Advertisement

Bennett Gives Preview of Drug Strategy, Says Inner Cities Will Be Target Areas

Share
Times Staff Writer

William J. Bennett, director of the Administration’s war on drugs, Tuesday described what he said are the highlights of his national anti-drug strategy, saying it will focus on blighted urban areas and attempt to recapture them from “the bad guys.”

The projected focus would mark a departure from previous federal efforts, which were aimed primarily at seizing narcotics being smuggled into the country and combatting drug cartels.

Although Bennett made it clear that he still regards such efforts as essential, he suggested that they will remain largely irrelevant so long as “anarchy and chaos” reign in the inner cities.

Advertisement

“The top priority for this strategy will be to focus on those places in America where the good guys are not in charge,” Bennett declared in a speech to a convention of local prosecutors here.

Cross-Country Trip

Bennett’s disclosure was made as he started on a cross-country trip designed to rally public sentiment behind the comprehensive effort, which is expected to be a subject of intense debate when it is announced in September.

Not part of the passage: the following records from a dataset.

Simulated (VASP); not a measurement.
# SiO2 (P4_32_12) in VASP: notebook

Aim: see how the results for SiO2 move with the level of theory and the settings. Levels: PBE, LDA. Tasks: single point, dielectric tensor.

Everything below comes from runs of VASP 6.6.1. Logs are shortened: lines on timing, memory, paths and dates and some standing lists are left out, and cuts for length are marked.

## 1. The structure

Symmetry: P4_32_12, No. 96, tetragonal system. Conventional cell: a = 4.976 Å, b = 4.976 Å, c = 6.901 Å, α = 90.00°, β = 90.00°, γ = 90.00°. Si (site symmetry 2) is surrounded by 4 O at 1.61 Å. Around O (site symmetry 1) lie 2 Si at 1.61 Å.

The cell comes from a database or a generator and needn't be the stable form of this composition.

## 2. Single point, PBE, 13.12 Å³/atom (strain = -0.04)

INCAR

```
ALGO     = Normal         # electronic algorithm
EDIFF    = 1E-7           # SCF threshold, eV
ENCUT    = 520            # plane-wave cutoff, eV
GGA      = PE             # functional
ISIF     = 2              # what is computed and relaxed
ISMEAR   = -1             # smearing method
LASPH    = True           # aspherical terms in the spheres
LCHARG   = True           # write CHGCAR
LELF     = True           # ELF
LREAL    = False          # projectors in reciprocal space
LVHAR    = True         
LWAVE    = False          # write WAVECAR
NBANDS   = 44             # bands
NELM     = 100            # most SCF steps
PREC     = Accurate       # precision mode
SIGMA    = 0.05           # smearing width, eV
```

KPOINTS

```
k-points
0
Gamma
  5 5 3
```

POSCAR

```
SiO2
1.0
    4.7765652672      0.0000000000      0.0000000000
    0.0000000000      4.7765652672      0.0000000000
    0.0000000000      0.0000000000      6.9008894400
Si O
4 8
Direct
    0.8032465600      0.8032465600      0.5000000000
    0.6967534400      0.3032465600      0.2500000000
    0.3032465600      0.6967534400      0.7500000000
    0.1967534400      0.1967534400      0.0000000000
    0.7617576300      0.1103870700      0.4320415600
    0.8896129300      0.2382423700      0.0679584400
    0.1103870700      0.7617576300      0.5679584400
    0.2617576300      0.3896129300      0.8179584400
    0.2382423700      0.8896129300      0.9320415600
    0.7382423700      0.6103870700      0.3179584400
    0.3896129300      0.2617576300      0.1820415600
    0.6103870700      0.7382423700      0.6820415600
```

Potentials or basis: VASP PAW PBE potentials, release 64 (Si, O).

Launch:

Although he did not describe in detail the kinds of anti-drug programs that would be given prominence in the plan’s urban focus, he hinted strongly that they would involve significant new spending in the form of federal assistance to beleaguered state and community law enforcement agencies.

Such a program almost certainly would call for the deployment on a national scale of the kinds of emergency assistance that the Bush Administration granted earlier this year to Washington, D.C., in attempting to overcome an unprecedented rash of drug-related crime. The U.S. marshals and other federal agents dispatched to the district as part of the package have since staged impressive raids on the city’s most drug-plagued areas.

“You make life difficult for the bad guys,” Bennett said of the goals of his strategy. “You make life difficult for the people who are making life difficult for the community.”

In an interview, Bennett also indicated that he has advocated a new approach against drug trafficking in Latin America. While he again declined to provide details, a senior Administration official said later that Bennett had urged that additional military resources be devoted to the effort and asked the National Security Council to grant up to $300 million in military aid to anti-drug campaigns in Peru, Bolivia and other cocaine-producing countries.

Advertisement

The planned emphasis on stepped-up policing of American streets and Latin American jungles would attempt to put into practice Bennett’s view that the drug war can be won only when traffickers and users are confronted directly by authorities and made to face severe consequences for their actions.

In amplifying on that theme Tuesday, Bennett made it clear that a principal priority of his strategy would be to ensure “that the person who’s dealing drugs or selling drugs has a more palpable fear of punishment than he has now.”

The familiar yardsticks federal authorities use to measure progress in the anti-drug effort, Bennett suggested, have provided little indication of whether use of illegal drugs is really being deterred.

“It’s a good thing to capture kingpins,” Bennett said. “It’s a good thing to recover assets. It’s a good thing to break criminal organizations.

“But when you do all these things, if people are still living in anarchy and chaos in the inner city, if drug use is still as high as it used to be, if innocent people still feel the threat, what’s the point of doing all these things?. You haven’t gotten to the bottom line.”

Bennett told his audience here that his Office of National Drug Control Policy is “very near to closure” in drafting the anti-drug strategy that has been its principal focus since it was established four months ago.

Advertisement

The plan must still win the approval of the NSC and the White House Domestic Policy Council before it can be unveiled by President Bush, as scheduled, on Sept. 5.

Among the proposals most likely to engender opposition within the Administration is a stepped-up military role in the anti-drug effort in Latin America. Both the Pentagon and the State Department are said to have raised objections, and Bennett said Tuesday that consensus has been far “trickier” to secure on that issue than on domestic aspects of the plan.

With most of his work on the draft completed, Bennett--who has declined invitations to testify before Congress about the strategy--Tuesday began a calculated effort to “get the American people behind us.”

“I’m doing some things unabashedly to get public support,” Bennett confessed as he began a three-day, campaign-style swing from coast to coast.

“I’m even going on the Oprah Winfrey show,” he said.